$\mathrm{Proj}(A)$ and when does $A_1 = \Gamma(\mathcal{O}(1))$ Let $A=\bigoplus_{k \in \mathbb{Z}} A_k$ be a Noetherian $\mathbb{Z}$-graded commutative ring. Let $X=\mathrm{Proj}(A)$ and let $\mathcal{O}(1)$ be the sheaf on $X$ associated to the graded $A$-module $A(1)$ (whose degree $n$th term is $A_{n+1}$). We have a natural map $i:A_1 \to \Gamma(X, \mathcal{O}(1))$. 
1) what is an example where $i$ is not an isomorphism?
2) A book I'm reading says that if $A$ is integrally closed in its total quotient ring, then $i$ is an isomorphism, under the hypothesis there exists a finite collection of elements $a_i \in A_1$ with $X = \bigcup_i D_+(a_i)$ and $A_+:=\bigoplus_{k \geq 1}A_k$ is generated by $A_1$. What is a proof or a reference?
 A: For (1), take $A$ to be the homogeneous coordinate ring of the rational curve $C$ in $\mathbb P^3$ parametrized by $[s^4,s^3t,st^3,t^4]$ (this is the projection of the rational quartic in $\mathbb P^4$ to a hyperplane). One can check that $C$ is contained in no hyperplane, so that $A_1$ is $4$-dimensional (spanned by the images of the coordinate hyperplanes from the homogeneous coordinate ring of $\mathbb P^3$). However, we have that $\mathcal O_A(1)\cong \mathcal O_{\mathbb P^1}(4)$ (it has to be of the form $\mathcal O_{\mathbb P^1}(k)$, and just check that a general hyperplane in $\mathbb P^3$ meets $C$ in 4 points). Since $\dim H^0(\mathbb P^1, \mathcal O_{\mathbb P^1}(4))=5$, the map $A^1\to H^0(\mathbb P^1, \mathcal O_{\mathbb P^1}(4))$ cannot be surjective.
Note that you can produce a lot of examples this way: any projective variety embedded by a noncomplete linear series (i.e., by some proper subspace of global sections) will give rise to such an example.
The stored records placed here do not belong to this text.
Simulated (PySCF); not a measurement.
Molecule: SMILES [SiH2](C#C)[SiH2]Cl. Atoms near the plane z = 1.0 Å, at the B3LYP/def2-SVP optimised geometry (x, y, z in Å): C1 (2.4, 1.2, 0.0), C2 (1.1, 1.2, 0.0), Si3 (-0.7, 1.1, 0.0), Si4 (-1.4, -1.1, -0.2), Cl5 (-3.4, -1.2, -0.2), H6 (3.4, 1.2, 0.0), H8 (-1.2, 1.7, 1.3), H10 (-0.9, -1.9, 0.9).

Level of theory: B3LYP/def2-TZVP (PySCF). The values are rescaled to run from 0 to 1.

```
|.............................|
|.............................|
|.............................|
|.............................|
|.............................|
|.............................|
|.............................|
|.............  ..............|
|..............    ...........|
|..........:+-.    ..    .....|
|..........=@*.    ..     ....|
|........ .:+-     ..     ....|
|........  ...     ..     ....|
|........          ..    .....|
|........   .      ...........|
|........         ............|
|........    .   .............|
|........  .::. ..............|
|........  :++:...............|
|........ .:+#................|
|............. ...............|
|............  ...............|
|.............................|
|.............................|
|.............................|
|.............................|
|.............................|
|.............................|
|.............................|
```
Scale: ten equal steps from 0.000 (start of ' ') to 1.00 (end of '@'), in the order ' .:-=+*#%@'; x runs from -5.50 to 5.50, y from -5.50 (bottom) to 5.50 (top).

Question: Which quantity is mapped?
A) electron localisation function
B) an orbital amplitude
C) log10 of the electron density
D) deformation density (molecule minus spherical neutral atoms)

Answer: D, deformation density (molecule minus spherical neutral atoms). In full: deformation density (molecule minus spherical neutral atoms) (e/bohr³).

By the way, this gave an example where the map isn't surjective, but it also need not be injective either! One issue here is that any $A'$ differing by $A$ only in finitely many graded pieces determines the same scheme $X$ and sheaf $\mathcal O_X(1)$, so (for example) one can throw away or add elements of $A_1$ without changing $H^0(X,\mathcal O_X(1))$. For a more systematic approach to examining when the kernel and cokernel of $ A^1\to H^0(X, \mathcal O_{X}(1))$, one can use local cohomology (at least when $A$ is $\mathbb N$-graded). For details see (for example) the appendix to Eisenbud's Geometry of Syzygies; essentially, the idea is that by choosing a surjection $k[x_0,\ldots,x_n]\to A$ one determines an embedding $\mathrm{Proj}\,A\hookrightarrow \mathbb P^{n}$; we then have an exact sequence of graded modules
$$
0\to H^0_{(x_0,\dots,x_n)}(A)\to A \to \bigoplus_d H^0(X,\mathcal O_X(d))\to H^1_{(x_0,\dots,x_n}(A)\to 0.
$$
In particular, the obstacle to your map being an isomorphism lies in the first graded pieces of the initial and final terms of the sequence.
For (2), exercise II.5.14 of Hartshorne's Algebraic Geometry sketches a proof of this fact; if you need further help on any of the steps let me know and I can fill it in here.